The War of Art

Why can’t Sons of Bill just stay the way they are?

The Sons of Bill, from left: Todd Wellons, Sam Wilson, James Wilson, Seth Green and Abe Wilson.

The Sons of Bill did what they always do when it came time to record their most recent album, “Love & Logic,” which was released in late September: They took everything that had worked on the three albums before it and cast it all aside.

In its place, they tried new approaches to writing, new instrumentation and, as has also become habit, a new producer. “It’s all about making records where you are right now,” says James Wilson, one of three Wilson brothers, plus two friends, who make up the Charlottesville band. “That’s what I love about this band: We’re all willing to grow.”

Eight years ago, James and his brothers Sam and Abe, plus Seth Green and Todd Wellons, came together and formed the kind of band that could have carved out a long career on the fraternity party circuit. Their first album, “A Far Cry From Freedom,” produced a mix of weepy country and amped up rock songs that fans still call for every time the band takes the stage.

Songs like “Texas,” a rocker with brash lyrics that established the band as Virginia’s, and the easy-feeling “Roll on Jordan” helped the band attract, and keep, a steady following in its early years. But the band was never content being content.

The guys began rearranging songs, then they began writing the kinds of songs bands like the 2006 version of themselves never could have imagined. “This is like Sons of Bill 2.0,” says Sam Wilson. “It’s still us, but we’re at the next level.”

Pushing the band to that level has been a progression of name-brand talent: Grammy Award-winning producer and engineer Jim Scott, who produced the band’s second album in Los Angeles; David Lowery, frontman of the ’90s’ alt rock band Cracker, who was at the helm for the third in his Richmond studio; and former Uncle Tupelo and Wilco drummer Ken Coomer, who produced the fourth in Nashville.

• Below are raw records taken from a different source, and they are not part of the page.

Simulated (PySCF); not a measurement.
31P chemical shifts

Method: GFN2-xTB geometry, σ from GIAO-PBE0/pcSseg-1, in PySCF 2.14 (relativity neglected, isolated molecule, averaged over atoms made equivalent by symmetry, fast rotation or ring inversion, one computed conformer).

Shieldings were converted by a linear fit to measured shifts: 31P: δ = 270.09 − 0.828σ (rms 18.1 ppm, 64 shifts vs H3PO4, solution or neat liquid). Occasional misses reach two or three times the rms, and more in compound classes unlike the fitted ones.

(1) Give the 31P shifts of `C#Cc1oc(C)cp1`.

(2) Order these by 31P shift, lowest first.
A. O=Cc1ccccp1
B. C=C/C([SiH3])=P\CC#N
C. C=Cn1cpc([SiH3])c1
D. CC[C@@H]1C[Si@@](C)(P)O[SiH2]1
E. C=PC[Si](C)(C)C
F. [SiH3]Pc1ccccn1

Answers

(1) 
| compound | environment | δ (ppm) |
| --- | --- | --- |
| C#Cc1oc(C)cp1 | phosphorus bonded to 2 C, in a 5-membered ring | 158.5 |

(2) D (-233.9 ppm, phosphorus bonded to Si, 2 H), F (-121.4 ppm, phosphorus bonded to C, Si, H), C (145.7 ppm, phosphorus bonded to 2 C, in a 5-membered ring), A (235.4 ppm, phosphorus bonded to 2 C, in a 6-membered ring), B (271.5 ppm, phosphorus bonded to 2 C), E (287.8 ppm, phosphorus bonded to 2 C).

“We tried to self-produce [Love & Logic] for about a month, but it didn’t go well,” says James. “We could only get the songs to be good,” says Sam. “We couldn’t get them to be great.”

“The problem with five people trying to offer creative input is, we really needed one person to say, ‘Try it this way,’” says Abe Wilson. “We could have put something together, but it wouldn’t have been as good as we wanted it to be.”

A friend of a friend connected James, who’d left Charlottesville for Nashville to clear his head in the spring, with Coomer, who listened to an early recording of the song “Bad Dancer,” a catchy coming-of-age pop song the band had been playing on the road the past two years. Then the two spent time talking: “He said, ‘I don’t think you’ve made the record you’re capable of making,’” James says.

For a band that’s serious about its music, it could have been a crushing blow.

But two records ago, they went to L.A. to work with Scott, who had worked on dozens of albums the band long counted as influences—including titles from Tom Petty, Wilco and Lucinda Williams, among others—and he was even more brutal. They finagled a week of Scott’s schedule, flew to the West Coast and set up to cut an album.

After a couple of songs, Scott stopped them. “He said, ‘Did you guys come all the way out here to suck this much?’” James says.

As they did then, the band took the criticism in stride this year and used it as inspiration to push harder in the studio. “I think what I’ve learned is that you can try to have such a death grip over your art, your career, your life,” says James. “There’s a fear that everyone is out to destroy [it]. The lesson, and it was hard to learn, is to learn to trust yourself. On ‘Love & Logic,’ this was just all of us really letting go, pouring our hearts and souls and love into it,” he explains.

 Coomer calls the output a “career record,” and says, “It might not be the record you put on and listen to the three radio songs and the rest is manila-vanilla filler. This is like making a vinyl record, that philosophy: ‘This is the beginning of side two’ …. They rose to the occasion. I’ll hear people who say ‘That’s good enough,’ and I hate that. Good enough? This is your art. This is what you’re known for. You’ve got to care about it.”

James says caring was never the problem. The only concern was making an album true to the band. “I like to think it’s a hopeful record … Sometimes hopeful is looking at things for what they are.”